From my perspective of the manufacturing side of that business during much of that time, I observed another trend that paralleled what I was seeing in agriculture.

In the early 1960s when we started the business, most manufacturing was what we called “mass production.” That is, most factories had lots of people operating lots of machine tools that were turning out nearly identical products.

In the 1980s, we at Hobbs-Adams installed our first computer numerical controlled (CNC) machine tools. Using those tools allowed us to make parts faster and more accurately than ever before. We could even make things that simply could not be made by conventional non-CNC machine tools.

We eventually adopted “lean manufacturing” and “six-sigma” process improvement techniques that further improved our quality and productivity.

Fortunately, the demand for our products grew along with our productivity improvements. We found that as our sales and production grew, we didn’t need to increase our workforce by a corresponding amount. We could build more with fewer people.

I became concerned. Suppose that the same thing were to happen in manufacturing that had previously happened in agriculture? Suppose advanced manufacturing technology made it possible to build what we needed with very few workers? Suppose it was all just done by robots, and manufacturing jobs just went away?

The Industrial Revolution created manufacturing jobs for many people. Those jobs produced tangible goods, and the wealth they created supported a new class of people in society. Those people were what we today call the middle class.

One of the greatest problems we Americans are facing today is the shrinking of the middle class. The distribution of wealth is becoming narrower, with the rich getting richer, the poor getting poorer, and those in the middle migrating either upward or downward.

It seems my fears are being realized, but fortunately only in part. Some manufacturing jobs became obsolete, but others remain that require much more sophisticated qualifications and skills than in the old mass-production days. They are both more challenging and more rewarding. And on average, they pay higher wages than the average of jobs in other sectors of the economy.

Here is the part that puzzles me. There is plenty of unmet demand out there for skilled workers. For many years we at Amadas Industries have struggled to find people who were capable of operating the computerized machine tools that are so critical to our operation.

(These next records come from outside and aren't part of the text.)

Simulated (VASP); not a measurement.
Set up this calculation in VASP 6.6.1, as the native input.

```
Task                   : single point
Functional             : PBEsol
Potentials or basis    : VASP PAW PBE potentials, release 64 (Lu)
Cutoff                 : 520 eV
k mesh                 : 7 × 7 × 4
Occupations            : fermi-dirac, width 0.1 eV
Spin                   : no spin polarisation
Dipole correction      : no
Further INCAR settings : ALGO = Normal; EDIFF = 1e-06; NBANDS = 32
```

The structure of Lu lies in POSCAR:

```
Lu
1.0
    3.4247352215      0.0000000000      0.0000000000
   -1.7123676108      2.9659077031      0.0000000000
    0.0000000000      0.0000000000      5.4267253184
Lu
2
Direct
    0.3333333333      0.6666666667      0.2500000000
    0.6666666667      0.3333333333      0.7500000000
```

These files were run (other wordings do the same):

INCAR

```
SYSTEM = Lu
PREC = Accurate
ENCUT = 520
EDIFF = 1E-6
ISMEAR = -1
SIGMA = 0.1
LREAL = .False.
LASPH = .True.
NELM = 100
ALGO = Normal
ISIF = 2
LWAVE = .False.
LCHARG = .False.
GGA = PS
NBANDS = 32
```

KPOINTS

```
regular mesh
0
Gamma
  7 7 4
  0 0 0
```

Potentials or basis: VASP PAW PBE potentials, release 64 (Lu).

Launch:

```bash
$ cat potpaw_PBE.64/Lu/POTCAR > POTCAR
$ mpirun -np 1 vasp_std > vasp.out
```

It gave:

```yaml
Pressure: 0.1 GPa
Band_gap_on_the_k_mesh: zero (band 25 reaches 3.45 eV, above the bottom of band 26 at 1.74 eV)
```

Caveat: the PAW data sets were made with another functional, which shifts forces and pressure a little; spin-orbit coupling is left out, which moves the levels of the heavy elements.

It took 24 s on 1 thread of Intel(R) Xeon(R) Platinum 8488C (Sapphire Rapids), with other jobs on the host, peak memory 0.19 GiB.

To make matters worse, it is estimated that 15 percent of Virginia’s manufacturing workforce could retire by 2016, taking with them some of our ability to manufacture. Those people will be leaving jobs that create “new wealth” that gets passed around through the community and supports other jobs.

More than any other sector of the economy, manufacturing is the plankton that feeds the economic food chain. It is the best way we have to support service jobs, pay for health care, pay for our government provided services, and even reduce our debt.

There are jobs out there. Training is available. But where are the workers?